Schwarzenegger's former writes memoir

By Super Admin

San Francisco (Reuters): For most politicians a book detailing past infidelities, marijuana use and even an unknowing cameo in a gay porno film would be most unwelcome just two months before a re-election bid. Yet when California Gov. Arnold Schwarzenegger's first serious girlfriend wrote a memoir that is being published this week, he embraced the project, offering a foreword and lengthy interview for the 325-page tome. Barbara Outland Baker, 58, met Schwarzenegger in 1969 shortly after he arrived from Austria and they dated for six years, living together for four of them, a time during which he became the world's most famous muscleman.

''For six years, I lived to inhale the essence of Arnold Schwarzenegger,'' Baker writes in her book ''Arnold and Me: In the Shadow of the Austrian Oak.'' ''Since our time ended, I have lived to exorcise his power over my psyche. I have not mastered this particular talent, however; the longer we have been apart, the more I realize I can never escape this man's shadow.'' In an interview on Tuesday, Baker, who teaches writing at a college in Southern California, said Schwarzenegger's oversized persona still affects her life three decades after they broke up. ''Of course I am not in love with Arnold! Once he gets in your skin, there is just no total letting go because of the frequency in which you hear about him and so the world makes me react to him all the time,'' she said. ''So he is far more active in my psyche than an old boyfriend would otherwise be.'' Although Schwarzenegger's wild past was a big issue in the 2003 campaign that brought him to office, the subject has not been an issue in his effort to win a second term and the Republican is far ahead in polls.

The memoir describes a Californian college senior who meets a cocky bodybuilder in a cafe where she is a waitress. Pages are devoted to her struggle to keep her virginity. Yet, sex later becomes a vital force in a relationship she desperately wanted to turn into marriage. ''One condition was certain; we could always rely on making love to recharge our intimate connection,'' Baker writes. ''Our emotional life created turbulence, but our passion justified the challenges.'' Baker ultimately learns her boyfriend was unfaithful, which she says Schwarzenegger only admitted years after they split.
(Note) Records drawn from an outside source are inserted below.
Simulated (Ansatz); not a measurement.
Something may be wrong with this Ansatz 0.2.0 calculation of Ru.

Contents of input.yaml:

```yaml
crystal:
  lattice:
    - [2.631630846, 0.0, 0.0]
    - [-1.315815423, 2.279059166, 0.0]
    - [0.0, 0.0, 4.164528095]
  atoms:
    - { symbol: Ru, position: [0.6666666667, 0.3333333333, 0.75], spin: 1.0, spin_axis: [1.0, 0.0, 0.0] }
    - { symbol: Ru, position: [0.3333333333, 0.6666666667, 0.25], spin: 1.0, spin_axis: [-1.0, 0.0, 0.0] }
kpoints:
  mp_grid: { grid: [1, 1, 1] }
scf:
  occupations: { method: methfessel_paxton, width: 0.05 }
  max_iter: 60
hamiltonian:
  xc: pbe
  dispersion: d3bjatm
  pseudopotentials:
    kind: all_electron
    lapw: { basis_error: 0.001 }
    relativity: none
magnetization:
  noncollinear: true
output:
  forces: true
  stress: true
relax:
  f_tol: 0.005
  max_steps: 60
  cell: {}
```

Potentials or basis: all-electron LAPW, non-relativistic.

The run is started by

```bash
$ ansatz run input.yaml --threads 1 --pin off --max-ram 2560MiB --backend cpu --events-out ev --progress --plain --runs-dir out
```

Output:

Schwarzenegger himself wrote of the relationship. ''Basically it came down to this,'' he said in his 1977 memoir ''Arnold: The Education of a Bodybuilder.'' ''She was a well-balanced woman who wanted an ordinary, solid life, and I was not a well-balanced man and hated the very idea of ordinary life.'' In the book's forward, Schwarzenegger updates his thoughts on the end of their affair. ''Two years later, I met Maria (Shriver), who would become my true love, my soul mate, my partner in life,'' the governor writes of his wife. ''I knew that Barbara's even headedness would sustain her throughout our breakup, but with the perspective of time and in reading her story, I realize just how painful that period in her life was.'' In the interview, Baker said in retrospect she should have broken off her relationship after two years when it became clear marriage was not in the cards.

Her self-published memoir details the sometimes wild early life of the future star of the Terminator films, including his introduction to marijuana. She tells of watching the porno film Deep Throat with Schwarzenegger, and later seeing footage of his bodybuilding routine used in a gay sex film. Furious, Schwarzenegger demanded removal of the images. She also said the fiercely competitive Schwarzenegger could be a difficult companion ahead of contests. ''During these sun-filled months, I had become conditioned to endure an emotionless, increasingly self-centered robot,'' Baker writes. They have seen each other occasionally over the years, and Schwarzenegger sat down for a three-hour interview for the book in 2004.

''Arnold and Me'' is dedicated to her husband of 13 years John Baker, 63, her fourth. In an interview, John Baker said he felt a bit unusual for his wife to write so intimately of an earlier lover. ''I'm certainly sensitive to it, but I think it's important that people really understand how she felt then,'' Baker said. ''Initially, it was kind of like, gosh, Barbara, do you really want to say all this stuff?''.